# Home made method feeder



## CarpRule

Does anyone have a way to make a method feeder?

Sent from my SPH-L900 using Ohub Campfire mobile app


----------



## TimJC

Here is a video from another Ohio carp angler of a feeder he built. It is made from plastic mesh available at craft stores.

[ame]http://youtu.be/6bCb2tVavns[/ame]


----------



## CarpRule

How is it attached to the line

Sent from my SPH-L900 using Ohub Campfire mobile app


----------



## CarpRule

Is feeder on a swivel ?

Sent from my SPH-L900 using Ohub Campfire mobile app


----------



## TimJC

The link for more information on this appears to be in the members only section of the Carp Angler's Group forums.

It looks like Vince used zip ties to create the cylinders from the mesh and then attached a swivel. I haven't used this type of feeder, but to keep things simple, I would set this up as a running rig. Place a sliding sinker (egg, no roll) onto your line and then have the feeder between the sinker and the swivel your hooklink will be attached to. If you can incorporate the sinker into the feeder that would be even better.


----------



## Alex_Combs

I'd just use woman's hair rollers! Put it on a swivel baby 


Posted using Outdoor Hub Campfire


----------



## Vince™

I bought my material at Joann. It's called Plastic Canvas and I found it near the yarn aisles

Count 12 holes in the mesh on the longer part of the sheet. Then cut in the center of the 13th hole row. This will give you a 1 7/8" x 10.5" strip. You can now cut this in half. Cutting on the 13th hole will make every piece the same and you wont waste any.

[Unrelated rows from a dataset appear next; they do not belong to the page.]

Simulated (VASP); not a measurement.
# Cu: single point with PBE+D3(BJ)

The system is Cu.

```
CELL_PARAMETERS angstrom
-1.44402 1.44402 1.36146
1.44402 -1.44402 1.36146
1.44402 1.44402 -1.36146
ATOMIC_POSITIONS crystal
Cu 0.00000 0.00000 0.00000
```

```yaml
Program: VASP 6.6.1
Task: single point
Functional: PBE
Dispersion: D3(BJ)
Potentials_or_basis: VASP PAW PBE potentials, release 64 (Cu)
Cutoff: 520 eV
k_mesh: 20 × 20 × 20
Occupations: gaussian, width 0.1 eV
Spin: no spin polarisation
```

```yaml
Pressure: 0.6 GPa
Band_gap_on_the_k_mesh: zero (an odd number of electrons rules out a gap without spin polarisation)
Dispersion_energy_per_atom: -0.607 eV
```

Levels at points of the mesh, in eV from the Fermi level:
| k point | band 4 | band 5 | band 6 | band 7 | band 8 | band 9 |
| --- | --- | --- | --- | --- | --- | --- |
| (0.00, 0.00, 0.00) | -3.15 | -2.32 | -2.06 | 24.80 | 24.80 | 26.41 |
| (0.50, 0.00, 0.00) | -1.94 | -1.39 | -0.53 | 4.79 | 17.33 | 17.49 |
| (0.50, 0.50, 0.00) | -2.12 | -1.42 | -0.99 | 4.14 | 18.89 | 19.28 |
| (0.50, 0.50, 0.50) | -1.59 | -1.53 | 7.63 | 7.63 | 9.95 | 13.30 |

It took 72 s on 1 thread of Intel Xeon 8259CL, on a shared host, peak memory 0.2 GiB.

I overlapped 3 holes in the mesh and threaded the tie through holes 1 and 3. I was able to get 12 feeders out of one sheet of "canvas"

Attach a swivel to the feeder and then onto your line.


----------



## Vince™

I'll add that the canvas isn't very strong so don't use a huge lead with this feeder. I would say anything 1oz and smaller would keep the canvas from tearing as the rig enters the water.


----------